# Lyft Glostache: How long for shipping?



## MikesUber (Oct 23, 2015)

Hello All,

How long does it take to receive your Lyft glostache in the mail once you've entered your shipping information into Lyft's email?

I'm a little impatient 


Thanks!


----------



## andaas (May 19, 2015)

I received mine about 2 weeks after I provided the shipping info (probably less than that, it was awhile ago... but didn't seem super fast).


----------



## MikesUber (Oct 23, 2015)

andaas said:


> I received mine about 2 weeks after I provided the shipping info (probably less than that, it was awhile ago... but didn't seem super fast).


Aw two weekssss lol alright. Should be arriving this week or next at the latest.

Thanks!


----------



## andaas (May 19, 2015)

Maybe they only ship them once every few weeks and I got them my info early in the shipping cycle! (I'm an optimist, lol).


----------



## MikesUber (Oct 23, 2015)

andaas said:


> Maybe they only ship them once every few weeks and I got them my info early in the shipping cycle! (I'm an optimist, lol).


Quite possible, we'll see


----------



## SJUberLyftDriver2016 (Jan 25, 2016)

just got mine. def not putting it on my vehicle haha. if anyone wants to buy it ill sell it! =)


----------



## MikesUber (Oct 23, 2015)

SJUberLyftDriver2016 said:


> just got mine. def not putting it on my vehicle haha. if anyone wants to buy it ill sell it! =)

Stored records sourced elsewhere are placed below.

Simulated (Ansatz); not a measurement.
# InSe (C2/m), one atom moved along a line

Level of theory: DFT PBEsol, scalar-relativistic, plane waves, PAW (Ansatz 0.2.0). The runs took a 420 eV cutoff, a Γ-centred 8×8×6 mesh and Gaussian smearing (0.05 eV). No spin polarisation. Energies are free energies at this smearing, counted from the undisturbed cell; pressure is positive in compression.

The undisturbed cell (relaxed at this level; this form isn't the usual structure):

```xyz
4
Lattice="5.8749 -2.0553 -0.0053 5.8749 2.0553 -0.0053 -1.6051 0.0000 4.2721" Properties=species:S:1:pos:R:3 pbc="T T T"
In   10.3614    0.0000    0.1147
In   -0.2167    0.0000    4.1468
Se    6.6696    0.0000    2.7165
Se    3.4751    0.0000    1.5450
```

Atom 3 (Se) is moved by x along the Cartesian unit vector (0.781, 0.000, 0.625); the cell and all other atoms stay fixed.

eBay or Amazon they go for around $60-70 I believe


----------



## SJUberLyftDriver2016 (Jan 25, 2016)

MikesUber said:


> eBay or Amazon they go for around $60-70 I believe


sweet. thanks mike. haha.


----------



## Allen Coronel (Jan 7, 2016)

Yay...I will get one I just have my 100 pax last night...


----------



## uberpa (Nov 12, 2015)

I'm still over 40 trips shy of reaching 100!
I do 1 to 2 trips per week after hitting the sign on bonus. 
Definately will try to get it in 2016!


----------



## AllenChicago (Nov 19, 2015)

Allen Coronel said:


> Yay...I will get one I just have my 100 pax last night...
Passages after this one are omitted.